In the same way that names are transformed into stereotypizations, the omission or substitution of letters in the everyday speech of black people is another feature of ethnicity: they express themselves in a deformed Spanish already recognized by Spanish Golden Age authors as habla de los negrosBlack speech Modes–. Quevedo points out with a certain dose of humor that to show knowledge of the Guinean language it was only necessary to replace “r” letters with “l”, and vice versa.30 To this we could add the errors in gender and number between articles and nouns, deficient verbal conjugation, omission of articles and prepositions, the loss of final consonants, etc.31

John Lipski32 points out that in the 16th century many of these dialectic/linguistic characteristics were common in the speech of Andalusia, Extremadura and the Canary Islands,33 which raises questions about the sociolinguistic and ethnolinguistic variants that were the product of socio-cultural interaction and that could demonstrate that the supposed homogeneity of the speech of Afro-descendants is rather a literary construction.34 In fact, the reviewed negrillas adhere to all the features mentioned above. For example, see Tiple I voice –the highest vocal register– of the first stanza of A siñola plima mia:

“Vamo al Poltalillo plesta

Llegalemo como etamo

Que si neglo ayá no vamo

No vale nara la festa”.

The systematic omission of the “s” is observed –vamo [vamos], etamo [estamos] –, the “r” is replaced by the “l” –neglo [negro]- and words are distorted –festa instead of fiesta–. Note also the association that exists between black men and women and joy. In Venga turo Flaciquillo there are substitutions of “d” for “l”: “Vamo aya, vamo aya/ oíl, oíl, oíl, milá, milá” –instead of “oid, mirad”– and in Pue tambén somo gente, they don’t know how to count correctly in Spanish: “Una, dosa, cuatlo cinco”. Because villancicos de negros were not created by Afro-descendants themselves –who were not the target audience either–, to deny them the possibility of speaking the hegemonic language correctly is to put them in a condition of meagerness and inferiority. This gives rise to a linguistic ethnicity that is mediated by the literate. Indeed, in the introduction of Negros de Guaranganá there is mention of a group of black men and women that begin to “grumble in their half tongue”.

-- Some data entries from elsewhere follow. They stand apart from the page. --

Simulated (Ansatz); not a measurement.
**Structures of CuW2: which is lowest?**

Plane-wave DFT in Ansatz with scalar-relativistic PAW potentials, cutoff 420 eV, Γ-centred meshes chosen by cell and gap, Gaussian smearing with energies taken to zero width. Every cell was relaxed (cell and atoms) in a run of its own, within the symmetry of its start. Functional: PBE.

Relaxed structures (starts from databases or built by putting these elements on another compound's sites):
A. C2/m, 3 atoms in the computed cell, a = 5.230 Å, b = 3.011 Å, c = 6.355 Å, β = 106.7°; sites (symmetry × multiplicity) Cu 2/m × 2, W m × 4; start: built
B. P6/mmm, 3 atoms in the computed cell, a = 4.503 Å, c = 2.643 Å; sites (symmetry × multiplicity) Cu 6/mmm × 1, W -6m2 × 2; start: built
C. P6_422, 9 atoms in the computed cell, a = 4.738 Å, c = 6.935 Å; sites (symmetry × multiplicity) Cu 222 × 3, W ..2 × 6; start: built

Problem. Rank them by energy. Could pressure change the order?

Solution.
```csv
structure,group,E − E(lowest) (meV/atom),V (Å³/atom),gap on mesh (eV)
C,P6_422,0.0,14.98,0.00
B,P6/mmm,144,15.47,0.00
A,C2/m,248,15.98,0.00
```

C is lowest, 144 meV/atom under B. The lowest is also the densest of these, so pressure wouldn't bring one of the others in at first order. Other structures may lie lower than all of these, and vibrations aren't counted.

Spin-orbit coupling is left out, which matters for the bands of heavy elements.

In the negrillas the individual is transformed into a subject of a collective with uniform patterns of communication and that prevents Afro-descendants from introducing valid linguistic variants, according to their own cultural codes. Through this optic, the negrillas promote a discourse that guides the external perception about the ethnic minority, without considering the internal voices of that minority. This not only magnifies the difference,35 but also distorts communication with the other.

Between laughter and devotional expressions

When was laughter and joy transformed into constitutive elements of Afro-descendant ethnicity? The message that transcends is that the “natural” mission of them is to entertain the crowd. In fact, villancicos de negros usually express a permanent joy that manifests itself in laughter, onomatopoeic games or jitanjáforas36 that generate a cheerful and lively sound. For example, in Negliya quele, blacks sing: “Zezú, zezú, aleglia zezú, nos da nuezoz Reyes, zezú, zezú”. Also, in Siolo Helmano Flacico, the interjections “Acha á, acha é, ay Jesú Malia y Jusé, Malia and Jusé, uluá, ulué, alalilayle” stand out.

In some cases, the laughter is caused by embarrassing situations experienced by black men –in Afuela afuela and Turu turu lo Neglito one of them is bitten by a mule– or because some dare to place themselves in a condition of superiority with respect to their peers. In El negro Maytinero, tata Pascual -an old man who is described as an fiscal37 of some place- pretentiously gives himself the idea of being learned in grammar –“Griamatrica”– laws, music and Latin.38 That is why Pascual pretends to rehearse the Matins for Child Jesus with “Psamo and Antiphinine” –that is: psalms and antiphons–, but the choir of black men do nothing but laugh at him:

“Quien, quien

Ja ja ja ja ja,

No puere tata Pascua

Polque pala sel cantola

E menestel la solfeona

Ja ja ja ja ja

Y que risa nosra”.

Tata Pascual becomes irritated and silences them with indignation:

“Que Sofeona ni Sofíta,

caya tus voca bobita (…)

quere uté cayá, burego (…)

que a mi nengún bufarón

que me avía de burá

quando emu sabiro e ceto,

sendo como so tan preto,

que toro puero enseña,

yo sabe muy bie baylá”.

To be a singer, one must be acquainted with solfège, that is, be familiarized with the principles of Western musical theory, something that –according to the text– is out of reach for black men. In this particular case, what is at stake is the impossibility of accessing a specific field of knowledge as a consequence of belonging to a subaltern ethnicity. The lack of musical competence makes the group not take tata Pascual seriously, who rebels and affirms that being prietoblack– is not an impediment to instruct. Finally, he is left but to recognize that the only thing he knows how to do is dance and thus reinforces the stereotype associated with black people. As a counterpart, it could be argued that the corrupted Latin prayer recited by tata Pascual -”Gloria Patri ra Firio e ro Pripritu Sianto, Oygaro uté Vitatorio que e cosa re Pugatorio”- could indicate a sort of irreverence that subverts the prevailing order.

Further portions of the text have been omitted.